Anyway, that's the topical discussion for this week!
Also: Spring Break! So posting times will be a little all-over-the-place this week but I am trying to keep up some kind of regular posting.
*Sure, some people ignored it as "stupid" or (again my favorite) "unrealistic" and they are the same people who think level advancement in later versions is too fast! Because they were doing it wrong back then!** Sure, we all played around with the rules back then but you can't cut out 3/4 of the experience point system, not replace it, and then complain about advancement rates down the road!***
**With all of the interest in how Gary played and how Dave Arneson did things, you'd think people would be more accepting of GP's for XP's but it's kind of a blind spot in a lot of OSR things that I see. Not sure why that particular rule gets slighted, but it does.
***Until you get past about 9th level for a lot of classes and you start to need 250,000 XP's per level. That does slow things down, even with gp's for xp's. But getting to 9th was not excruciatingly difficult XP-wise. Surviving, well, that could be challenging, but to have to deal with that AND not getting xp's for treasure, wow, that sounds like Runequest.
3 comments:
You missed the most important criticism from the anointed and all-knowing modernists: that (name of cherished DnD mechanic) is not "fun".
Blerg.
I'm agnostic about Vancian magic but militantly opposed to alignment, and not for any of the reasons you cite: I simply don't know what archaic or outdated mean in a game of swords and goblins and restrictive/confining might be just what you need to prompt creativity. I also don't know what realism could possibly mean here.

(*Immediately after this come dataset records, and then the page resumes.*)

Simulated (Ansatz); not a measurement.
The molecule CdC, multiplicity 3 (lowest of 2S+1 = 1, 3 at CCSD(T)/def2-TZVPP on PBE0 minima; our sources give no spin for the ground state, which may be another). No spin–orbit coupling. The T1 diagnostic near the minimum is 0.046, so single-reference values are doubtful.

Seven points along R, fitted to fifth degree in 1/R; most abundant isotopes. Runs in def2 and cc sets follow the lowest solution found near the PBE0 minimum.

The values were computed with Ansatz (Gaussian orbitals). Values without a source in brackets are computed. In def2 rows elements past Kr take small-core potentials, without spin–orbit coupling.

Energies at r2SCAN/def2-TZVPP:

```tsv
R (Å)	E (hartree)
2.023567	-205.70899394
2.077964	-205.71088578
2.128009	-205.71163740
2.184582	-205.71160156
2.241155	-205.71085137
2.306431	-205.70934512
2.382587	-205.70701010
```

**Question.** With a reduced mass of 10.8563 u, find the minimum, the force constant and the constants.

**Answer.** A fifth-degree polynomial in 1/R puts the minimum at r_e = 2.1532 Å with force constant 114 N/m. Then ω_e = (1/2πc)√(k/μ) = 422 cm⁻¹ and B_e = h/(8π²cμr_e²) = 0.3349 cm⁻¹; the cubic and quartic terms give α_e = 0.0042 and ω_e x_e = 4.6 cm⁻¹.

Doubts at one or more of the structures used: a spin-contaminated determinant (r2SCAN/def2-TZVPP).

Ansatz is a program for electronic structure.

No, I hate alignment because it's incoherent, incomprehensible (at least in early editions - I haven't read 3 or 4), and in various ways actively hostile both to the core activity of the game (murderhoboing) and the social contract of play (of not being a dick to your fellow players). Not being a dick is already hard to reconcile with murderhoboing - it requires a fairly specific and twisted kind of gentleman-pirate ethical code - and it is not helped by a 9-point ethical compass on which at least 4 points actively tell you to be a dick (cn and all the evils) and 3 points almost certainly tell you not to murderhobo (xg), and of the remaining points, one will tend toward dickishness through unenlightened self interest (nn). For practical purposes, to survive an adventure, pcs pretty much have to behave as ln or lg among themselves, reducing their self-conscious alignment-driven behaviour to the occasional bit of theatrical showmanship (see me rescue these children/torture this waggoner!); I can think of no more effective way to trivialize moral questions in the game.
tl:dr - if you don't really want to deal with something, writing a system for it is usually a good way to kill interest in it. Especially if that system dictates how pcs should behave.
Aaron: Yeah fun is pretty nebulous.
Richard: Alignment can be a problem and I've definitely seen it used as an excuse for dickish behavior, but I don't see it as being quite as limiting as you do. I don't see good as being "won't kill" and I do see chaotic as doing fine in small groups. There are degrees within each alignment.
Also, try looking at this: Alignment is defined by character actions. You can claim whatever alignment you want at the start of the game, but if you start killing good NPC's I'm probably going to move you over to evil. If you claim lawful evil but start helping strangers and asking for nothing in return I'm probably moving you to good. Alignment is the speedometer, not the engine.
Plus I never really saw D&D as a game for complex moral questions. D&D has always been more about deeds than words in my experience. Alignment makes for a handy label for a fantasy gaming world (these guys are evil, so it's OK for good types to kill them), not an accurate reflection of real-world philosophy. Mechanically if you have whole planes of existence tied to an alignment and deities that exemplify those alignments and empower agents in the world then it makes sense to have them in the game, if for nothing else than to let people choose sides.
Finally, if 'Next' is supposed to be an edition uniter then it has to have something about alignment because every other edition of the game has had them. It's part of the "thing" that is D&D - classes, races, levels, hit points, saving throws, alignment, armor class, longswords, maces, wands, etc.